Commentary: Young Hawkeyes bring swagger to the court
Adam Woodbury wagged his tongue as he ran down the floor. He’d just hit a difficult hook shot over his right shoulder from the right block to make the score 41-36 in the second half against Iowa State, and he wasn’t afraid to show his emotion.
Later in the half, Anthony Clemmons hit a pair of clutch jumpers to keep the Cyclones at bay and made it look like he was in practice.
This freshman class, which came to Iowa as a heralded group, has given the program a swagger. It’s no coincidence the team has jelled since Clemmons entered the starting lineup and Woodbury found his offensive touch.
Over the past two games, the duo has combined for 36 points, and Clemmons has 16 assists to just one turnover. He completely outplayed the Cyclones’ Korie Lucious, a Final Four veteran from his time at Michigan State, posting 14 points and 8 assists in an 80-71 victory. Sophomore Aaron White said he was impressed with what he’s seen from his new point guard.
“[He’s been] very impressive, especially for a freshman,” White said. “Really making plays for others, but even [on Dec. 7] he made some huge shots.”
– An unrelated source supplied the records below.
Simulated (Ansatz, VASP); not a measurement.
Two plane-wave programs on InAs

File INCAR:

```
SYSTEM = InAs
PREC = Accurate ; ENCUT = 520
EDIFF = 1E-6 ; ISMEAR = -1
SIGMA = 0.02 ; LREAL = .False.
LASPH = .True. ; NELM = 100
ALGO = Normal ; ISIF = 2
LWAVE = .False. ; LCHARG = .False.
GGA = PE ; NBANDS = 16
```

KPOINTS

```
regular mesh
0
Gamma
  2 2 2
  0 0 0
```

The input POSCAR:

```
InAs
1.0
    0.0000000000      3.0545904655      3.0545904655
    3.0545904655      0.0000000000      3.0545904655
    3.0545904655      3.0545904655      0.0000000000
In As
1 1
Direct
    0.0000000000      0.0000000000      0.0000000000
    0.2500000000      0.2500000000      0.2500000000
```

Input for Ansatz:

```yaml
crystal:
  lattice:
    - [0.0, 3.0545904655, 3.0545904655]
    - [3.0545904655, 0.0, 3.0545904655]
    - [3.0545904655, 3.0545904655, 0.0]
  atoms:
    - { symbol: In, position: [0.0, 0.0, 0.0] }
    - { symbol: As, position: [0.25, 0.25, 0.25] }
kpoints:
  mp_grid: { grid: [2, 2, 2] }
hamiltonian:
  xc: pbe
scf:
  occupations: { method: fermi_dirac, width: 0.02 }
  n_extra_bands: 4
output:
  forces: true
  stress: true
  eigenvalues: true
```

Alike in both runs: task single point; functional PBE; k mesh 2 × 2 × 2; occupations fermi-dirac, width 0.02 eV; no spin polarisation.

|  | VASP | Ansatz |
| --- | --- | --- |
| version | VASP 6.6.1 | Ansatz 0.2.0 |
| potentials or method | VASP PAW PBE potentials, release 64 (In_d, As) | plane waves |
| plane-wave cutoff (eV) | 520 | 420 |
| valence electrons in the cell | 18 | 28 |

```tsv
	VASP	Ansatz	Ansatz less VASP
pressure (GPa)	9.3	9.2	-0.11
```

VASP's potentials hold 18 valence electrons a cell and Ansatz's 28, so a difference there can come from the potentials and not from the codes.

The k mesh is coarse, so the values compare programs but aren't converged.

Woodbury said the group just focuses on what they can do for the team.
“We all bring different things to the table,” Woodbury said. “And a couple of us have this attitude that we’re not going to let up. We don’t give a shit about what everybody thinks about us.”
That’s the kind of attitude that has been missing for several years — really since the Hawkeyes lost on a buzzer-beater against Northwestern State in the 2006 NCAA Tournament. It was back, along with raucous fans, in full force against the Cyclones. Iowa will need it in a loaded Big Ten, which has six teams ranked in the Associated Press Top 25.
But if anyone has concerns about these youngsters’ maturity in big games, head coach Fran McCaffery gave an endorsement without saying a word on Dec. 6. Before the biggest game of the year thus far, he sent three freshmen to face the media.
When the pressure of a big game looms, it seems logical to have upperclassmen serve as the face of the program, no? But Woodbury, Clemmons, and Mike Gesell handled that pressure just as coolly as they operate on the court.
Clemmons said he fully appreciated the gravity of last week’s rivalry game, but it didn’t affect him.
“This was a must-win game, no doubt about it,” he said after the game. “And I told the players that.”
McCaffery didn’t hold back his praise of the Lansing, Mich., native.
“Clemmons was spectacular,” McCaffery said. “He has got an amazing ability to remain under control, to think the game, know what we want. [That’s] very rare for a player that young.”